I’m somewhat uncomfortable with the term ‘frugal’ (which evokes to me an image of someone who enjoys not spending money to the point where they avoid fulfilling activities simply due to the cost). I try instead to be thoughtful in considering how to spend my money, which doesn’t feel like deprivation. I’m not motivated by not spending money (a growing savings account … nice but meh) but rather by buying investments that will grow and compound and make me wealthy. My husband does not operate in the same way (at all). Take for instance, his Daily Bagel (™ - just kidding). $1.69 every morning at work, when he works a regular shift. I see this and think - personally, I’ve found that daily minor food purchases are not that satisfying in the grand scheme of things, I/he might be better off planning and bringing breakfast to work in that situation. Cheaper and could be prepared the night before, which allows you to avoid the extra time to buy a bagel the next morning, which means you can sleep more. And I truly value sleep. I also think, if you buy a bagel every workday and work 48 weeks/year, that’s $405. What a beautiful amount to add to our investments every year. But when I mention ‘do you think this bagel is providing you with more satisfaction than it costs?’, he is all ‘woman, don’t control my spending’. He doesn't spend much (inherently), and doesn't want his minor purchases questioned. Which, fair enough. I’m not trying to cut the spending (that's just what it sounds like), but rather to ensure utility derived exceeds the cost. It’s tough to be married to an economist-by-training, I guess. I need to let this drop, since my husband claims this bagel thing comes up on a regular basis. For real, we don’t argue about the big money stuff, but … bagels.
As the tracker, I’m much more cognizant of how much we spend and what we spend it on. As in most life situations, it’s easier to remember the good things you’ve done for others rather than the numerous things others do for you. Particularly, our own quirks or mis-steps seem minor in the face of the annoying things we remember that our partner has done. I think this is largely true even if you’re not particularly petty or inclined to keep tabs. Does it make me a little glum that in marrying Sebastien, I went from not spending anything on a car, to … spending on insurance, lots of gas, and costly repairs? A bit. But, not a productive thing to focus on, since the car isn’t going anywhere, and it also benefits us both. Similarly, I conveniently forget that I’ve spent over $600 on clothes this year, despite viewing myself as not a big shopper.

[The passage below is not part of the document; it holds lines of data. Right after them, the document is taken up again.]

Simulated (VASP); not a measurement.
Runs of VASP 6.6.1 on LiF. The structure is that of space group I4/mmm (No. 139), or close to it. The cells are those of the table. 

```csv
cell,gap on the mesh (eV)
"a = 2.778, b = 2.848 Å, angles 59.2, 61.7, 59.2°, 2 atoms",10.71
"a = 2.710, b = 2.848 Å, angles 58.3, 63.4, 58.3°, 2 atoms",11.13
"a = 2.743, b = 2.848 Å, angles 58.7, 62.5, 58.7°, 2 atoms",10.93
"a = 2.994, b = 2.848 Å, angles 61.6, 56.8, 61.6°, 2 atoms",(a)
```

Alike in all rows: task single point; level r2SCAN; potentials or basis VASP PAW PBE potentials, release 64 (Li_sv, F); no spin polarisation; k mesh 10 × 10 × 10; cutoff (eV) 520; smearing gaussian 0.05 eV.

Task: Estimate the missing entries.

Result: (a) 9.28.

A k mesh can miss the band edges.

After 6.5 years together, you’d think I would internalize our differences and be uber-smart about how to approach getting my husband on board with an idea. But no: I recently presented him with a fun challenge to reach a certain (stretch) amount in our investments by the end of the year. That went over … about as well as when I ask about his bagels. The challenge motivated me, but not him. There was no clear way to achieve this goal, he was happy with his/our spending (and interested in going out for more dinner dates in fact). I always think my good influence on my husband will draw him to be more like me, but am forced to constantly realize that he remains his (wonderful) original self. And that I actually prefer things this way. See: complementary facets of our personalities, and all the things that attracted me to him in the first place.
For those with joint finances: do you have any big (or small) conflicts that come up regularly or unexpectedly? For those without: what are the reasons your current system works better than joint finances? What are the biggest benefits you see to not having joint finances?